Sideways director Alexander Payne gives his big star room to actually act and react in a low-key manner, which helps makes this story of a midlife disaster truly convincing and affecting
WHILE male movie stars unquestionably have an easier time than their female peers when it comes to extending their careers into middle age, it takes a certain willingness to accept the minor ravages that time can have on their well-pampered bodies to do it gracefully. If The Descendants is anything to go by, George Clooney isn’t going to have any problems in this respect. Though there’s nothing particularly urgent or edgy about Alexander Payne’s first film since Sideways, it almost seems radical for what it allows Clooney to do as an actor: play a somewhat dishevelled 50-year-old man secure in the knowledge that delivering a commanding screen performance doesn’t require big gestures or grandstanding technique.
He plays Matt King, a Honolulu-based real-estate lawyer who is also descended from indigenous royalty, a fact that has made him trustee of an unspoiled stretch of coastline that his many cousins (led by the amusing Beau Bridges) have decided they want to sell to developers in order to become filthy rich. Matt isn’t completely convinced this is the right thing to do, and he’s even less focused on the decision when a speedboat accident leaves his wife, Elizabeth (Patricia Hastie), in a coma. Though he immediately resolves to become a better husband and a better father to ten-year-old Scottie (Amara Miller) and attitudinal 16-year-old Alexandra (the excellent Shailene Woodley), this course of action is quickly complicated by two pieces of news for which he’s wholly unprepared: the first is that his wife’s coma is irreversible; the second is that she was planning to leave him for another man (Mathew Lillard).
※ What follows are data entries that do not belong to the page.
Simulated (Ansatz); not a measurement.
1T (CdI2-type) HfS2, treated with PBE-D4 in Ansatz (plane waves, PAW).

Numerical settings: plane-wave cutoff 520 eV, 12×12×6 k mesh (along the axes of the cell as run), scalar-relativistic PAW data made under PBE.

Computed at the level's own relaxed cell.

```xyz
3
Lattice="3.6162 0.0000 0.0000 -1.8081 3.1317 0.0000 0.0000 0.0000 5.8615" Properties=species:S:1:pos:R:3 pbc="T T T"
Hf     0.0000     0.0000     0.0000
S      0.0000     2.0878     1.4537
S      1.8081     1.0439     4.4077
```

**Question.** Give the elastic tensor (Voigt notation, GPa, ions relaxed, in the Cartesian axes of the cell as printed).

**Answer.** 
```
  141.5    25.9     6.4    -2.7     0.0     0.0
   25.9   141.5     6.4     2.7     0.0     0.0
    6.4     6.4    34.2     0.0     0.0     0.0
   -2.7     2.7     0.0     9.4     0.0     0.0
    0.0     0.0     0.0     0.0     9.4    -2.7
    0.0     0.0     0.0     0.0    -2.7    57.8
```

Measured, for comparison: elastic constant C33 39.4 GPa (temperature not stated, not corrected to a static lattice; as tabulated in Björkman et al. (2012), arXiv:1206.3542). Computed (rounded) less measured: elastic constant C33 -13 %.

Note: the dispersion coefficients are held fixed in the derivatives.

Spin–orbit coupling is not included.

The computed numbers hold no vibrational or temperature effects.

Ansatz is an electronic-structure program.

That second development could be seen as the biggest plot flaw, given Clooney’s involvement, and yet the film manages to make it seem entirely plausible thanks to the way Payne handles his star. Just as he paves the way for an appreciation of the real beauty of Hawaii by kicking the film off with myth-puncturing shots of grimy streets, rundown shopfronts and inclement weather patterns (this isn’t the vision of the island found in the tourist brochures or the opening credits of Magnum PI), Payne subtly undermines Clooney’s surface charm, charisma and handsomeness to better exploit the things that really make him an attractive actor and screen presence.
Clooney’s performance is not one of those externally transformative ones necessitating weight gain and a mask of facial hair – and nor is it the kind that requires him to play the wild-eyed, jaw-jutting grotesque that he perfected in his work with the Coen brothers. Decked out in Hawaiian shirts and high-around-the-waist chinos, he may look a little goofy when he runs down the street in flip-flops, but it’s the recognisable goofiness of a middle-aged dad who has let go of the need to look cool or dignified.
What The Descendants really allows Clooney to distil, though, is his generosity of spirit, the feel he has for the way people might react in a given situation, and his underappreciated ability to convey a torrent of twisted emotions without saying much. Time and again, for instance, the film seems to be building towards a big melodramatic showdown that ordinarily would be there to reaffirm Matt’s heroic status in the eyes of his kids, and yet each time this happens the film switches tack and pulls back, denying us the instant pleasure of seeing the movie’s protagonist come out on top, in order to leave us with the more gratifying sight of him taking a few below-the-belt emotional hits because there’s nothing to be gained from self-righteousness. Clooney gives us all this with a compassionate glance here and a pride-swallowing grimace there, and he graciously concedes scene after scene to the beautifully judged performances of his co-stars; if acting is reacting, he proves himself a master of the craft.
But it’s not just Clooney who seems to be reaching new levels of subtlety and complexity. Payne is too. In the past he’s attempted to deliberately counter the sincerity of his characters’ plights by juxtaposing tragedy with broad comedy and the results, while mostly effective, have often been jarring. The high-school-set political satire Election was razor sharp and brilliant, the work of a young film-maker really showing what he could do, but About Schmidt was too condescending towards its minor characters to justify its schmaltzy ending, and Sideways – for all its spot-on observations and superlative performances – could have done without the moments of slapstick that Payne used to force his protagonist to hit rock bottom. In The Descendants, though, he’s successfully blurred the line between the comedy and the drama. The result is a film that still manages to deliver excruciating laughs and moments of genuine heartbreak, but in a way that’s much more surprising and memorable. But it’s really Clooney’s film, and his tender, funny, low-key performance ensures the emotional pay-off is well earned.